If the composition of the quartz-biotite-oligoclase gneiss near Hyatt was inherent in the clastic particles deposited in Grenville seas, graywacke type sediments or tuffs are the most logical parent rocks. If soda was added to the clastic particles at the interface of deposition, or penecontemporaneously, the pre-existing sediment may have been one of the more common clay-weathering products. Unfortunately neither alternative is particularly compelling or more readily demonstrated than the others. The seemingly intimate and concordant intercalation of the gneiss with thick marbles and pure quartzites suggests that the gneiss was derived from shales or argillaceous sandstones which were products of marked residual weathering and good sorting. Graywackes, on the other hand, are presumed to imply a minimum of chemical weathering with rapid erosion, transportation, and deposition in an unstable crustal environment. Thick, monotonous tuffs are as anomalous within this Grenville association of sediments as are graywackes and hardly represent a logical parent to the gneiss.

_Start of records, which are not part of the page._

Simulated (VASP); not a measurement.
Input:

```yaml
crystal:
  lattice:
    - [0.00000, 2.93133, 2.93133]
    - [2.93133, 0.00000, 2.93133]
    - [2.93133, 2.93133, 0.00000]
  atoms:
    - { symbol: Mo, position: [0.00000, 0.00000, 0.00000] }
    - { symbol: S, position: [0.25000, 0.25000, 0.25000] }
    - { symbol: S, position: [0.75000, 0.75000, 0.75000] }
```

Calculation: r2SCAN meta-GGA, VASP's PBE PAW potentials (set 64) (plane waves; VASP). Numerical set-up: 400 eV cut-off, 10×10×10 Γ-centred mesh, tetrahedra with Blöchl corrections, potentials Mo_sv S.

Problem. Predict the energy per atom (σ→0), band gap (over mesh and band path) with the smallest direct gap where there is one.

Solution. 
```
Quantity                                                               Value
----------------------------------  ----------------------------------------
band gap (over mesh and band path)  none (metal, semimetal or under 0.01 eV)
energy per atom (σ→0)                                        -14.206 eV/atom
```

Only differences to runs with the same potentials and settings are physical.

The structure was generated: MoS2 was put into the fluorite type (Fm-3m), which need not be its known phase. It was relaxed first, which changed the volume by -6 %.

To assume soda-rich clays as the parent sediment poses problems equally great. The uniform addition of soda to great volumes of the commoner clayey products of residual weathering is almost unknown as a normal marine process. Commonly potash, rather than soda, is added to the accumulating clays, forming illitic shales. In addition to potash, both calcium and magnesium have greater replacing power than sodium and thus would replace it in requisite marine environments. The principal justification for assuming that soda could have been added to Grenville clays lies in indications that parts of the Grenville seas were, periodically at least, abnormally saline and soda rich. The great thickness of the carbonate sequence, its content of magnesia, silica, anhydrite, and halite indicate this, although most or all of these substances except the silica could be of secondary origin.

If seas of abnormal salinity were involved, several possibilities suggest themselves. Some water-laid tuffs, altered tuffs, and clays are known to alter to zeolites and zeolitelike minerals. Thus, clinoptilolite, analcime, and apophyllite with more or less admixed clay are found as marine beds evolved through interaction of tuffaceous material and saline water. Some zeolites even form in open seas. The zeolitic rocks occur as both intermediate and end-stage products in the weathering of tuffs and probably of other rocks and form widespread uniform beds. As such they suggest a possible parent to the gneiss.

Another alternative is that during sedimentation sodic shales are formed, by base exchange, from clay products of marked residual weathering. Base exchange of this type is credible if the seas were abnormally warm, rich in soda, and depleted in other bases which have greater energies of exchange than soda. In this environment, common clay minerals such as montmorillonite are known to take up soda in exchange for a previously held base, especially calcium, magnesium, or hydrogen.

Lateral extensions of the Adirondack type gneiss should appear in the near-by parts of Canada where most gneisses in the Grenville series are described as “normal shales.” It is hardly reasonable to infer that the lateral transition from a sodic to potassic sediment coincides with the international boundary. The data, though fragmentary, suggest that gneiss of the Adirondack type occurs in the Brockville-Mallorytown-Kingston areas and possibly for many miles beyond. Along and northeast of the Ottawa River, however, most gneisses described to date appear to represent derivatives of more normal shales or argillaceous sandstones. Accordingly the Adirondack gneiss may be inferred to pinch out to the northeast or grade laterally into metasediment probably derived from much less sodic parent elastics. In the northern and northeastern parts of the subprovince, however, paragneisses which seem to approach the Adirondack type are reported in numerous areas. The relations of these rocks to those in the southwest part of the subprovince are, unfortunately, a major enigma.